Cron is the application in Linux that runs scheduled jobs. It works in the same way that Task Scheduler would in Windows but is in many ways easier to configure. Cron runs as a daemon, the terminology used in Linux to describe services. The name Cron itself comes from the Latin word for time.
Crontabs are the configuration files used by Cron to run services. Crontabs hold the configurations for which service to run and when it should run. Services are nothing more than an execution path to a script or application with possible additional commands.

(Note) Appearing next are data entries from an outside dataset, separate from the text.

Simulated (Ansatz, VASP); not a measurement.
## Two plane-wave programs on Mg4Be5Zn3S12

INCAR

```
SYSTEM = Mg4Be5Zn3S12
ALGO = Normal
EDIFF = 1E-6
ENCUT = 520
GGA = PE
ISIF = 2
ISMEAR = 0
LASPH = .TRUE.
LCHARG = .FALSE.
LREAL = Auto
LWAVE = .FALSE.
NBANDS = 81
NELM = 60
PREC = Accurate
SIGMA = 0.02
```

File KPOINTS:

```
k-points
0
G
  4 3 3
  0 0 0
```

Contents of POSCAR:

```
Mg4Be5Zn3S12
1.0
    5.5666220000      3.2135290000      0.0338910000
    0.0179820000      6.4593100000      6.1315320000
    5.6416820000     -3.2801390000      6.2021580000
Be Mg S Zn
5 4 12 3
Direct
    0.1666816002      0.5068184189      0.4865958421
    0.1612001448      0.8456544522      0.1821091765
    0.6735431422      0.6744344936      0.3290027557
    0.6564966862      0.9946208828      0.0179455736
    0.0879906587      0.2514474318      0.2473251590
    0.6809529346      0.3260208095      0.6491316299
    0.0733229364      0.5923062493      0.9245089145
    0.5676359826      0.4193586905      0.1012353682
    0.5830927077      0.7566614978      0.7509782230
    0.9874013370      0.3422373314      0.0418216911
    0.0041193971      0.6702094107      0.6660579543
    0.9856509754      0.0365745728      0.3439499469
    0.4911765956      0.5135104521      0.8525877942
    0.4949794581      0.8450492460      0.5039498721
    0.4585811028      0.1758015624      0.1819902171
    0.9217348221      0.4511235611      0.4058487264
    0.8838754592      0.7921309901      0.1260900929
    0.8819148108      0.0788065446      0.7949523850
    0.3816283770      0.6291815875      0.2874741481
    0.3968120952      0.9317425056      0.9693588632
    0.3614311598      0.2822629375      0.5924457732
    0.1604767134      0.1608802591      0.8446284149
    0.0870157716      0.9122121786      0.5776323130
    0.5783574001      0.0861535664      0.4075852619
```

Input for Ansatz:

Cronjobs are the individual entries in that Crontab file. The Cronjob is the act of running the service itself. So, if someone tells you to adjust the Cronjob for a service to only run once a month, they are saying to edit the specific Crontab entry for that individual, scheduled job.
How Do You Configure a Crontab?
As we mentioned above, the Crontab is the configuration file used by Cron to run services. There is one crontab per profile in the Linux environment. Each line in a Crontab file is a different entry for a specific job. Let's discuss the parts of a Crontab entry and how to create one.
What does a Crontab Entry Look Like?
Each line in a Crontab file will look like this:
* * * * * /path/to/command
Each one of those asterisks in that command designates a marker in time. There are always five entries (five asterisks). Those five markers in time denote in order:
- Day of the month
- Month of the year
- Day of the week
Each of those spots must have an entry. For example, if you wanted to create a service that ran every single minute, your Crontab entry will look like this:
* * * * * /path/to/command
On the other hand, if you wanted a service that ran once per hour, your Crontab entry would look like this:
1 * * * * /path/to/command
That seems a bit backward, doesn't it? Why are we adding an entry in the minute mark instead of the hour mark if we want a service to run once per hour?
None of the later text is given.